Since we are only concerned with LOS situations, your hard-nosed approach makes perfect sense.

Given the recommendations of application note 11, we’ll use the 8.15 m as the calibration point which for our PRF and BW is supposed to be the neutral spot where zero range correction is needed.

After that, it will be a case of measuring the calibration data with (laser accuracy) at every 2-meter intervals (it will be interesting to measure how the received power level deviates from Friis’ law).

Incidentally, we also looked at using fig 22 (dw_user_manual_2.13) to correct the measured received power, but even then it is rather coarse for our purposes.

Interestingly we found rather different received power levels for the different sensors despite the anchor and tag being above the 1st or 3rd Fresnel zones – which is why we got into the received power level quagmire.

Thank you, Andy, for sharing your experience. We’ll bite the bullet and gather the data.

(Last comment: the data gathering exercise is a little more painful for us since we need to know the correction at different power settings on the DW – these don’t necessarily get reflected dB for dB with the measured received power level – even with the relative yardstick of Friis’ law).

The magic zero correction point is really just the point at the range where you calibrated your antenna delays.

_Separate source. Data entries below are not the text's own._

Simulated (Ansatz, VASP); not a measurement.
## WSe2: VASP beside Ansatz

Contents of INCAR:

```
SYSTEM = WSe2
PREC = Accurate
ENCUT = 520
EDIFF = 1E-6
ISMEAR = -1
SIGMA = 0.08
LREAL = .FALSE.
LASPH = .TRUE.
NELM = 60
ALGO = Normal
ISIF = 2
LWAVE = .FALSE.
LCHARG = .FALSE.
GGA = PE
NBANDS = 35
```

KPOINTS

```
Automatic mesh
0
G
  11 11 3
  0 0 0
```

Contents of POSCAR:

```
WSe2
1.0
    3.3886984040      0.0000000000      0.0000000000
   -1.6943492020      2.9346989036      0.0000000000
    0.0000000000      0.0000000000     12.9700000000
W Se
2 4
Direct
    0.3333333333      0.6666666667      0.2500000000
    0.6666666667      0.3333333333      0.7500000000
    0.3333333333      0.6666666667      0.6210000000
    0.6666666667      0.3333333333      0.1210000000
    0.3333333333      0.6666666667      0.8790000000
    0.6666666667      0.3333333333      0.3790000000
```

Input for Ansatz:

I was rather CPU limited so I ended up splitting the range into 3 regions and doing a straight line fit for each one. This wasn’t perfect but it kept the errors under my measurement noise level which I considered good enough. This had the big plus that a comparison, a multiplication and an addition is a lot less work than interpolating a lookup table or applying a non-linear correction factor.

I was somewhat fortunate when it came to collecting the data, I have a robotic total station available. An overpriced but very cool piece of kit. It was a case of setting that to log ranges at 1 Hz, log my UWB ranges and then walk away stopping for a few seconds every few meters. I could then filter out any points where I wasn’t static and I was left with the required set of data points without all the painful and slow hassle of aiming a laser range finder.

Hi Andy,

Right, the zero point is mainly a convenience for our fixed cable delays. And fortunately, we can be quite cavalier about MIPs so having a polynomial for the fit is fine for us.

Sadly, we have no such robots for the data collection, but we do have a nice jig for housing and pointing a laser, and some scripts to automate the data collection.

Thanks again for your insightful comments!

Hi Andy,

One quick question for you: when you did your range compensation runs, were the tag and anchor(s) situated high enough such that you were absolutely certain there would be no multi-path contamination?

Ours were set a minimum of 1.4 m above the ground.

Thanks!

Good question, I can’t remember checking at the time.

One end was on a tripod around 2 m up with most of the test area down a ramp, once I got more than about 10 m away the ground level was probably closer to around 4 m below the fixed antenna. The other end was on the top of a survey pole that I carried around. That put the other antenna at around 2.2 m above the ground.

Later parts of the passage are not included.